How to use NPU for inference#

Docker deployment#

Follow steps 1 and 2 mentioned in Get Started guide if not already done.

Volume mount NPU config#

Comment out CPU and GPU volume mount and uncomment the NPU volume mount present in compose.yml file under volumes section as shown below:

    volumes:
      # - "./src/dlstreamer-pipeline-server/configs/filter-pipeline/config.cpu.json:/home/pipeline-server/config.json"
      # - "./src/dlstreamer-pipeline-server/configs/filter-pipeline/config.gpu.json:/home/pipeline-server/config.json"
      - "./src/dlstreamer-pipeline-server/configs/filter-pipeline/config.npu.json:/home/pipeline-server/config.json"

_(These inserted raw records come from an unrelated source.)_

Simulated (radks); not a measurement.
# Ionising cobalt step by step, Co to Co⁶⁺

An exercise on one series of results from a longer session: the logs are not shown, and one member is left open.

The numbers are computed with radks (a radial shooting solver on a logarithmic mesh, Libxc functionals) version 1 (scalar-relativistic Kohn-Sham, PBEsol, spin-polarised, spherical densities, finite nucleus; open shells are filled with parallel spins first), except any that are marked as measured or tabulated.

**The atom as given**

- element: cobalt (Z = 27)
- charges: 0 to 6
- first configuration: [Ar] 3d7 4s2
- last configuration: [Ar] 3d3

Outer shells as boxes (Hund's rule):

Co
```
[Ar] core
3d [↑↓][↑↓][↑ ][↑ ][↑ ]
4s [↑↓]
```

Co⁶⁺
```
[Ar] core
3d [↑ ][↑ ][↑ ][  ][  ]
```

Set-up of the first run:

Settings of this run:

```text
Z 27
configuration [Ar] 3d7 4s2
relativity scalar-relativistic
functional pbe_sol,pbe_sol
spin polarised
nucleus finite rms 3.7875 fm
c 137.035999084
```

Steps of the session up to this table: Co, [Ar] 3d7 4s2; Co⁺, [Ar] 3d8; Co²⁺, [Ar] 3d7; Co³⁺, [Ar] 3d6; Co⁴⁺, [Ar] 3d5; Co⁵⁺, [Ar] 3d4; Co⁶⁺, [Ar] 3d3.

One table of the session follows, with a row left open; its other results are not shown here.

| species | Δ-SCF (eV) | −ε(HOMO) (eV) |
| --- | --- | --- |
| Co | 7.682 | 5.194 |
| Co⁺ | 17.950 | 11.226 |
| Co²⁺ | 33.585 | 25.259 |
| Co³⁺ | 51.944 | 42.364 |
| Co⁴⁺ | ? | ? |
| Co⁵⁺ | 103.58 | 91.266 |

Start and run the application#

After the above changes to docker compose file, follow from step 3 till end of the section as mentioned in the Get Started guide.

Helm deployment#

Follow step 1 mentioned in this document if not already done.

Update values.yaml#

In values.yaml file, change value of pipeline config present under dlstreamerpipelineserver section as shown below:

dlstreamerpipelineserver:
  # key: dlstreamerpipelineserver.repository
  repository:
    # key: dlstreamerpipelineserver.repository.image
    image: docker.io/intel/dlstreamer-pipeline-server
    # key: dlstreamerpipelineserver.repository.tag
    tag: 2025.2.0-ubuntu24
  # key: dlstreamerpipelineserver.replicas
  replicas: 1
  # key: dlstreamerpipelineserver.nodeSelector
  nodeSelector: {}
  # key: dlstreamerpipelineserver.pipeline
  pipeline: config.npu.json       #### Changed value from config.cpu.json to config.npu.json

Start the application#

After above changes to values.yaml file, follow from step 2 as mentioned in the Helm Deployment Guide.